Today’s lunchtime news chum brings together a collection of articles having to do with reusing old things: 747s, lighthouses, old buildings, prisons, and computers…
- Reusing an Airplane. A big fuss was made out here in Los Angeles during October when the Space Shuttle Endeavor took to the streets… literally. It was flown here on NASA 905, the SCA. The expectation was that NASA 905 would retire to Dryden at Edwards AFB, where it would be used for spare parts. Not so fast, it seems. NASA 905 has returned to Houston TX, where it will (apparently) live out its life as a static display.
- Reusing a Lighthouse Lens. News comes from Ventura that the Port Hueneme Lighthouse is retiring its Fresnel lens, and will be saving it and putting it on display. They will be replacing it with an LED light for those few ships that still depend on lighthouses. The interesting part in the article is the discussion about how Fresnel lens are actually sensitive to sunlight — the UV in the sunlight can actually destroy the lens.
- Reusing an Old Building. I’ve always admired science museums that reuse old buildings. In Los Angeles, the Musuem of Science and Industry reused buildings from the LA Exposition, and reused them again for the CaliforniaScienCenter. In San Francisco, the Exploratorium reused the Palace of Fine Arts from the San Francisco Exposition for its home. The Exploratorum is on the move again, and an article on that move caught my eye. It is moving to Piers 15 and 17 at the San Francisco Waterfront, reusing those old buildings for a new and wonderful use. What I can’t seem to find anywhere, however, is what the plans are for the Palace of Fine Arts once the Exploratorium leaves it (although I have seen some suggestions).

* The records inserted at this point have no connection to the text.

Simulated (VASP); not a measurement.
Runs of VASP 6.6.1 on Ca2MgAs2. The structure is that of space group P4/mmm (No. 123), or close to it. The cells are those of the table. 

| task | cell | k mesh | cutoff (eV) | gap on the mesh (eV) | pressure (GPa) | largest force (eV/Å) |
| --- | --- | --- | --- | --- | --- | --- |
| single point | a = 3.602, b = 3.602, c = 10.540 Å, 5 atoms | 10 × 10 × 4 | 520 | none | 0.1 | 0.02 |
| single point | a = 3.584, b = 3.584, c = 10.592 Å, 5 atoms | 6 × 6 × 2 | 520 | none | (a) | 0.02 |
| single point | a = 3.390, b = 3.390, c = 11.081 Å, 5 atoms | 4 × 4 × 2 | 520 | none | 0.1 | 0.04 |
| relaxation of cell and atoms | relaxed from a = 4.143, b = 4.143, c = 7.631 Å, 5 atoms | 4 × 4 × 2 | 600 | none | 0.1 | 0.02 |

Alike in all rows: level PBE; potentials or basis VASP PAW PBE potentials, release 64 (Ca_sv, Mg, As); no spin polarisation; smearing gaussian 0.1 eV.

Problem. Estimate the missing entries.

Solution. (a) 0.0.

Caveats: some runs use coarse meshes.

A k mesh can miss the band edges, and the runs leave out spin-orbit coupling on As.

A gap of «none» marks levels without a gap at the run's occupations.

- Reusing a Computer. I love old technology… perhaps because I’m old :-). I remember the IBM 360/91 at UCLA, and regret that it ended up in a landfill. I also remember the Differential Analyzer that UCLA used to have. Perhaps that’s why an article on the reboot of WHICH caught my eye. WHICH is the Wolverhampton Instrument for Teaching Computation from Harwell. It is a 2.5-ton machine, first constructed in the 1950s as part of an atomic research program. What’s interesting (other than the fact it is running again) is that it does not use binary. It instead features walls of dekatron valves, which are little light-bulb-looking things. It counts on a 10-digit decimal system. The WITCH had 40 banks of 8 dekatrons, meaning it could store up to 40 8-digit numbers. Computation was not done by semiconductors but by mechanical relays, on the order of 5 or 10 seconds to multiply two numbers.
- Reusing a Prison. And now a test to see if Jim Umbach reads these posts to the bottom: the LVRJ has a nice article on the attempt to turn the Carson City Prison into a museum. The group attempting the project has a lot of hurdles to jump, but it sounds like it could be an interesting tourist attraction.
Music: The Carnegie Hall Concerts (Carole King): “No Easy Way Down”
And that would make the museum in Carson City a convenient place to leave unruly children!